FROM THE “AGA BARBY OUTDOOR DINING RECIPE COLLECTION”
Great, simple and an easy dish, looks good and tastes great! I always make this dish when I have friends round in the summer.
In the winter months I often make them as an alternative to roast potatoes, serving them with a shoulder of lamb big Sunday lunch!
I am very fortunate to have an endless supply of Rosemary in my garden! I recommend if you don’t have a Rosemary plant and you enjoy the herb buy one! its looks pretty in little flower decorations for the table!
Preparation time 10 mins
Cooking time 25 – 30 mins
As many as you require small sized potatoes wash and cut into quarters (can use whole baby new potatoes)
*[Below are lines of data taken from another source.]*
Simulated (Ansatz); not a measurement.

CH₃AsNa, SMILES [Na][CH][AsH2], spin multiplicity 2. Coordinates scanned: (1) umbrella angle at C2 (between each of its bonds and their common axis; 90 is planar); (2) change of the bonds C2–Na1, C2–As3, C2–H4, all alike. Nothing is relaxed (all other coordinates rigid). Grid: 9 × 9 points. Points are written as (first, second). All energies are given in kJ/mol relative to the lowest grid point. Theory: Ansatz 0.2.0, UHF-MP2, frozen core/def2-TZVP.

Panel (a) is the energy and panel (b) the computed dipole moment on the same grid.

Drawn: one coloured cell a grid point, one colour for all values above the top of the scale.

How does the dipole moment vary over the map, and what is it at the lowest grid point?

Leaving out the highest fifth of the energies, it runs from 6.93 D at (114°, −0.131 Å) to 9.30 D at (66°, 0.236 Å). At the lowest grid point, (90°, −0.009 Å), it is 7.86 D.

4 long big sprigs of Rosemary.
Several cloves of garlic unpeeled and one whole bulb (optional)
HOW TO IMPRESS
Wash and quarter potatoes and place on oiled baking tray, scatter unpeeled garlic cloves, rosemary, sprinkle with paprika, salt and black pepper. If you do go for the whole bulb place in the middle of the tray and drizzle with olive oil! when cooked it is like potato and just squeezes out of the skin.
Coat the potatoes with olive not to much or they will go mushy! Place in top hot AGA oven for 10 to 15 mins make sure the potatoes are not sticking. Return to the bottom AGA oven and roast till crispy round the edges and soft inside.
Tip don’t let them stick to the tray, keep an eye on them for the first few minutes.
Garnish with more fresh Rosemary and serve as a side dish or delicious on its own! YUM YUM!!